Supervisor Political Action Committee (SPAC)

What Is a PAC?

Political Action Committee (PAC) — A popular term for a political committee organized for the purpose of raising and spending money to elect and defeat candidates. Most PACs represent business, labor or ideological interests. PACs can give $5,000 to a candidate committee per election (primary, general or special). They can also give up to $15,000 annually to any national party committee, and $5,000 annually to any other PAC. PACs may receive up to $5,000 from any one individual, PAC or party committee per calendar year. A PAC must register with the FEC within 10 days of its formation, providing name and address for the PAC, its treasurer and any connected organizations. Affiliated PACs are treated as one donor for the purpose of contribution limits.

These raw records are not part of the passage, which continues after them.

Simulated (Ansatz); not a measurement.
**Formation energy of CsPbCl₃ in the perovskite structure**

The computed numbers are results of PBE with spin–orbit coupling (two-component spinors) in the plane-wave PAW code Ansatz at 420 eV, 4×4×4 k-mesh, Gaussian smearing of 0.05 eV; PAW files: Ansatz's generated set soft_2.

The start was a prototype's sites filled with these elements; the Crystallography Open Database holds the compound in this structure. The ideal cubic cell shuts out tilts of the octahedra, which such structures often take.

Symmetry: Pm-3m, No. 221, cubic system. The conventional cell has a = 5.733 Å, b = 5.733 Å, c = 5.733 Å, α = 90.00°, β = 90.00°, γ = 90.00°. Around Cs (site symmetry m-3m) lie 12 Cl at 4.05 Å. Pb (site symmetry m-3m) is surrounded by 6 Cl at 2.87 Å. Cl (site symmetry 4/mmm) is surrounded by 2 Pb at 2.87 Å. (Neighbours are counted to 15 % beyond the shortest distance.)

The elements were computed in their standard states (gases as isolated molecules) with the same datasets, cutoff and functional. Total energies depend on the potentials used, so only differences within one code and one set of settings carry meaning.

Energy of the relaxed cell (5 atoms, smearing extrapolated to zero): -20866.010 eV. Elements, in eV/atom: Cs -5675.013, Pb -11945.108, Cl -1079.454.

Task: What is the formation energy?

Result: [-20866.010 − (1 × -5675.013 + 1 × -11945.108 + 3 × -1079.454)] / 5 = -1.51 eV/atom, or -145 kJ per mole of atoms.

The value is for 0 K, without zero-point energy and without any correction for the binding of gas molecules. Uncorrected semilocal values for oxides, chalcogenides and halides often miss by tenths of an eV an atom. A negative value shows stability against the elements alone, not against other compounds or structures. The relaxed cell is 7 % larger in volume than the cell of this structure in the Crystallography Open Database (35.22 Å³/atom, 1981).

PACs have been around since 1944, when the Congress of Industrial Organizations (CIO) formed the first one to raise money for the re-election of President Franklin D. Roosevelt. The PAC's money came from voluntary contributions from union members rather than union treasuries, so it did not violate the Smith Connally Act of 1943, which forbade unions from contributing to federal candidates. Although commonly called PACs, federal election law refers to these accounts as "separate segregated funds" because money contributed to a PAC is kept in a bank account separate from the general corporate or union treasury.

Many politicians also form Leadership PACs, which are not technically affiliated with the candidate, as a way of raising money to help fund other candidates' campaigns. Leadership PACs are often indicative of a politician's aspirations for leadership positions in Congress or for higher office. (A breakdown of spending by Leadership PACs is available on this web site.) Further background on Leadership PACs is online in the Center's 1996 publication, "A Bag of Tricks."

For more information on PACs, check out the FEC's "Campaign Guide for Corporations and Labor Organizations" and the "Campaign Guide for Nonconnected Committees" (both available in PDF format). For an alphabetical list of PAC acronyms, abbreviations, initials, and common names, see the FEC's list of PACRONYMS. A chart showing the rise and fall in the number of PACs over the years is also available on the FEC's web site.

NAPS initiated a fund that could be used to contribute to the campaigns of individuals who support issues and bills in the House and Senate that relate to the USPS. The SPAC funds are used to attend fund-raisers for candidates and, in some cases, are contributed directly to the candidates campaign funds. In today's political climate, postal supervisors need support on Capitol Hill regarding laws that change retirement systems, rules that govern how we compete against UPS, FEDEX, etc. Our support of politicians who determine the votes on bills is important so we can keep what we have and improve our lot in life. Recently, there was a bill before Congress to reduce the percentage of our retirement contribution that was raised by .05 in the late 1980's. This bill received wide support throughout congress. Those individuals, who received NAPS support, were more likely to support this bill when it went through the legislative process. NAPS releases contributions in several ways. At NAPS Headquarters they receive requests on a daily basis for contributions. NAPS is a member of the "FAIR" coalition. This is a group that represents all government employees. The FAIR group recommends those members in the House and Senate that favor the issues of government employees. We give political donations based on this group's recommendation. SPAC also gives to campaigns based on local branch requests. In fact, large portions of our contributions support the requests of local branches. There are people who are against PAC (political action committees) funds, but until there is campaign reform, this is the system we have to work in.